Open Assignment: Beauty and Glamour Portrait Retouching

If you are an portrait photographer or retoucher it can be hard to find material to practice your post-production skills with. This is especially true learning a more specialized, stylized form of retouching like beauty and glamour. In this Open Assignment you'll work though six photos to help build your retouching skills.
The Tuts+ course Beauty and Glamour Portrait Retouching, with Chamira Young, is all about how to use strategic beauty retouching techniques. If you want to take your retouching skills to the next level, the course will help you gain greater confidence in your own retouching and a deeper understanding of how to plan an efficient and professional retouching workflow. If you've already taken the course these photos will help you practice the skills you've learned.
For the purpose of this assignment let's pretend that you are a photo retoucher working for a fashion magazine. Your editor has given you six photographs to work on. Three are for a story, and go together, and three are singles. Your job is to retouch all six photos to a final state that is ready for publication.
If you are just getting started with retouching don't worry too much about time. Set yourself a deadline that you think is reasonable for six images, but focus more on developing a process that feels good to you.
If you're a more advanced retoucher set yourself a deadline that will force you to make some quick decisions. Give yourself enough time to get the job done right but still provide a time challenge.
Ready? Download the files and let's get started.
These photos are from three different locations, with three different models, but the photographer is the same: Kathryn Connell. The challenge here is find balance and concordance. We want to preserve the photographer's vision and style while making the photos look great together as a set. 

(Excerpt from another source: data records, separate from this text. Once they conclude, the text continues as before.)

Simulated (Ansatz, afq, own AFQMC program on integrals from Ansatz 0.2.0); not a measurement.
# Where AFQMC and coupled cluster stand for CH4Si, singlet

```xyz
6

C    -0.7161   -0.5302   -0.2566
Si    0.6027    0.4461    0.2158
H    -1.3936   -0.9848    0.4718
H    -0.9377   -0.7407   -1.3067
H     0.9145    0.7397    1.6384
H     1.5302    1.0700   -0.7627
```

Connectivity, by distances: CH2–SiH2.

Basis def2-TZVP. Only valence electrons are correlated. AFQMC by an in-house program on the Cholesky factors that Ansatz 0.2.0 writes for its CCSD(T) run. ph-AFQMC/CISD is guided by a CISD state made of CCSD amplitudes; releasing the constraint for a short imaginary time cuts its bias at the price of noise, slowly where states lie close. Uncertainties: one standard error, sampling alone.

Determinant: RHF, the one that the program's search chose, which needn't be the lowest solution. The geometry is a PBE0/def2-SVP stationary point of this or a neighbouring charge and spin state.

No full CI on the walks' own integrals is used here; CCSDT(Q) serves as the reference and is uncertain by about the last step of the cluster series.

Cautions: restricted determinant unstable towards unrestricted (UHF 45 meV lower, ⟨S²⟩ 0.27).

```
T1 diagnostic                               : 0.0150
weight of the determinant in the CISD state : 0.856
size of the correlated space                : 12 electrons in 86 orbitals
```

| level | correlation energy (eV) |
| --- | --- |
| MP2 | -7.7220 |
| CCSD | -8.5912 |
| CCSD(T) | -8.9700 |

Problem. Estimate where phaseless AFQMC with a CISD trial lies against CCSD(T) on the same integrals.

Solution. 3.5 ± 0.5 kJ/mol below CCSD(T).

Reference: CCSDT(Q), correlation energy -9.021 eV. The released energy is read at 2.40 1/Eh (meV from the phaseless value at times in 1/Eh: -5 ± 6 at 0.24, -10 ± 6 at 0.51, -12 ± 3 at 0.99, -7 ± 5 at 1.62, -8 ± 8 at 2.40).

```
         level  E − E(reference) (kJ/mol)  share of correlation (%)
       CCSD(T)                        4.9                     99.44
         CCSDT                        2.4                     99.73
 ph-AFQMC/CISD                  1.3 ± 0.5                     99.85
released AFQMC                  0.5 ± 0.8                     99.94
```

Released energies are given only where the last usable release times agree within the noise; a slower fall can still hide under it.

Teenage boy in white shirt in forest
Photograph by Kathryn Connell, copyright CC BY-SA 2.0.
Young woman posing in front of a rustic brick wall
Photograph by Kathryn Connell, copyright CC BY-SA 2.0.
Young man standing in the doorway of a barn
Photograph by Kathryn Connell, copyright CC BY-SA 2.0.

These portraits were made using a different style for each. The challenge this time is to bring out the best in each image.

Woman posing on the street
Photograph by fervent-adepte-de-la-mode, copyright CC By 2.0.
Man standing in front of a shiney brick wall
Photograph by Grant Wilson, copyright CC BY 2.0.
Givana young woman in front of a purple wall
Givana, photograph by Alexandra Aristova, copyright CC BY-SA 2.0.

Some of these photos need more work than others. Part of the skill of retouching is knowing when to use restraint. If you're just starting, err on the conservative side: corrections to exposure, contrast, and colour (skin colour especially) are usually the majority of the work.
Work methodically, and work the pictures through your process together. Don't jump ahead on one image and then try to make the rest fit: this is a recipe for headache. Instead, move each picture to the same stage incrementally so that everything in the group is more or less retouched to the same level. This will let you keep your work organized and it will keep the pictures looking good together.